Sunday, 1 January 2012

Room in my heart for Thee

A 365 conundrum.

This



is Jesus (in His manger, as you can see).

During the autumn, our church flower lady handed in her resignation.  A new flower lady was sought – by flower lady I mean Church Flower Arrangement Team Co-ordinator.  Nobody wanted to do it.  Time went by.  So in the end I volunteered.  I thought, hey, how hard can this be?  I can organise a rota.  I can learn how to do flowers.  I said I’d do it if no-one else would.

More time went by, no-one else volunteered.  Meanwhile I gave away my car.  Then I got cold feet about the flowers.  Would it be hard to do on foot or on the bus?  So I backed out of it.

More time went by and still no-one else volunteered.  The rector gave out a notice to say we would have no flower lady from the beginning of Advent.  The Advent flowers were up and those would be the last ones.  If we had no flower lady by Christmas the rector would have to do it himself and we’d have to live with plastic flowers.  Any volunteer coming forward would be starting by doing the Christmas flowers.

I felt guilty.  OK, I said.  I’ll do it.

So I bought the best recommended book on church flower arranging, which cost me twenty-five quid.  I bought some oasis foam blocks, some paper-covered bind-wire and some florist’s cutters, and two widths of anchor tape.  I can do this, I told myself – even by bus.

So, my first task would be the Christmas flowers.  Now, I don’t know about you but my personal view is that the centrepiece of a church at Christmas should be the Baby Jesus in a manger – and it should be the best Jesus and the best manger you can lay your hands on.

We have as it happens a wooden plant-holder thingy that does look eerily like a manger.  It’s rough, it’s rustic, and it’s handy for over-wintering the geraniums in the porch.  So I thought that though a Jesus would be expensive, he would do for year after year, and would need only large amounts of greenery and berried holly that I could get from the garden and the wild places, and just a few simple Christmas roses in amongst – so it would probably work out less money overall than buying a lot of flowers.

Therefore I got Jesus on eBay, and a more lifelike child you never did see.  We had him on display in our home over Christmas and when my grandson saw him he was keen to wake him up!

After that it all changed.  We had been in the third week of Advent when I, under the impression I now bore responsibility for the Christmas flowers for a large and busy church, sourced Jesus, the flower-arranging book etc, and went for a few walks to locate potential greenery in situ.

But when I got to speak to the flower lady, which wasn’t easy because she was busy, things weren’t how I thought.  First off, the flower lady had already organised the flower arranging teams for Christmas and they had that all sewn up for the next few months and probably until Easter.  Then I discovered the new flower lady would have to source the flowers for all the arrangers, and they would have to be got from edge-of-town supermarkets for cheapness.  I could see the impossible bus journeys stacking up.  And the flower lady must go in once or twice every week to refresh and replace everyone’s flowers.  There were some other off-putting details as well, which I won’t go into here.  Well . . . I had been up for organising a rota but not for flowers all the way.  

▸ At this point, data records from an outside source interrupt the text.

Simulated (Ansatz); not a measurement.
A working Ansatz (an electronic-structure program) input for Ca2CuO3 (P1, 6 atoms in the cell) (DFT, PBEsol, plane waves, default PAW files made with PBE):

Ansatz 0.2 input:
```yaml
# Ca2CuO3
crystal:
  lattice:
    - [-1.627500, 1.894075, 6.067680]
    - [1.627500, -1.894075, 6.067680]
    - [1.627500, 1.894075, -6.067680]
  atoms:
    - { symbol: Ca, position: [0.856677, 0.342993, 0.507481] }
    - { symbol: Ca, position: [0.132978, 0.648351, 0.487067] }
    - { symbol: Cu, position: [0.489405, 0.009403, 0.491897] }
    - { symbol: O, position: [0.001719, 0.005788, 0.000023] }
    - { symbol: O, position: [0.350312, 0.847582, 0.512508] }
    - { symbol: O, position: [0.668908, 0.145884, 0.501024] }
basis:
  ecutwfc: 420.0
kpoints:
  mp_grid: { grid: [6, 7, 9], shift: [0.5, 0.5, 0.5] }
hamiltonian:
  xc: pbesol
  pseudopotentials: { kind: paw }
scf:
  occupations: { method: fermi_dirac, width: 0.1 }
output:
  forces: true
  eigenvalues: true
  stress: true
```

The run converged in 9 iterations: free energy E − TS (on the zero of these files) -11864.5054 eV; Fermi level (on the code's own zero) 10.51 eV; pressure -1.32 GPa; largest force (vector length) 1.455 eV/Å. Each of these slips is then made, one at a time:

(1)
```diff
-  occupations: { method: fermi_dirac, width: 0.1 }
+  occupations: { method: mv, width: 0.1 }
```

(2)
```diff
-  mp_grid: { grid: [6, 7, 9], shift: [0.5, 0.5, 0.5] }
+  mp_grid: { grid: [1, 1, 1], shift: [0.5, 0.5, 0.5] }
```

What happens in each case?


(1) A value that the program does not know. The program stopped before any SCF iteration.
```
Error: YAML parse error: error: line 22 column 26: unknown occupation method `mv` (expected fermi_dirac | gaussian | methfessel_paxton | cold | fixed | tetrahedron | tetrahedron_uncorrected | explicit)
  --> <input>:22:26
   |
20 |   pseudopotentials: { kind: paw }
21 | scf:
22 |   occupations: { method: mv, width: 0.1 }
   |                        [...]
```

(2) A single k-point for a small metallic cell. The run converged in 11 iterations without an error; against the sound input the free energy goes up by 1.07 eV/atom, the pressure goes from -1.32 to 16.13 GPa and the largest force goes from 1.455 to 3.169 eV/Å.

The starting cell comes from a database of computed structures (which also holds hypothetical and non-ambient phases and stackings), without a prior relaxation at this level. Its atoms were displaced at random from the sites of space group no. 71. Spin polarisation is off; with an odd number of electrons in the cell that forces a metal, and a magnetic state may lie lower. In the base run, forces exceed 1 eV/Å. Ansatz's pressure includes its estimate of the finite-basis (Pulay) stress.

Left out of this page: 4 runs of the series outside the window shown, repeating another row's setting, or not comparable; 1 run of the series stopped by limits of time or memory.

So I concluded with regret that church flowers and me were not a marriage made in heaven, and backed off in haste.

So my Christmas manger scene with greenery and hellebores was never to be.

I was glad to see the back of the flower arranging book because when I read it I hated it.  I found it easy enough to bung the foam blocks, scissors etc in the 365 and pass them on.

But Jesus . . . come on, now!  You can’t Freecycle Jesus!

I did try asking a Methodist minister if she had any use for a liturgical baby, and sent her His picture, but she has tactfully not taken up the offer.

So I was wondering – has any of you a desire to offer a home to Jesus?  He is not a child’s toy really.  He’s what they call a ‘baby reborn’, with a doe-skin torso and three-quarter arms and legs.  He has his own blue-and-white striped baby-gro  with matching hat.  He has black hair and is asleep.  He is correctly weighted for a new-born child. 

The only proviso I have is that if you have Him I would rather you not ever sell Him, though you can give Him to someone else as a gift if the time seems right.  Jesus was bought and sold once on this Earth, and I don’t think that should happen again.

Let me know if you’d like Him.

I'll put the hay in the compost.


4 comments:

Daisyanon said...

It's this sort of saga that makes me so glad I decluttered the Anglican Church from my life. :)

Ember said...

Ah, don't tempt me, Daisyanon!! x

Buzzfloyd said...

If you've not had any other requests yet, Ember, I would love to have Him.

Ember said...

Buzz! He's yours! I was wondering if he might come in jolly handy for the toddlers, at your Tuesday group, whose mothers are expecting new babies. Let me know when you're home and available for a cup of tea and I'll bring him on over!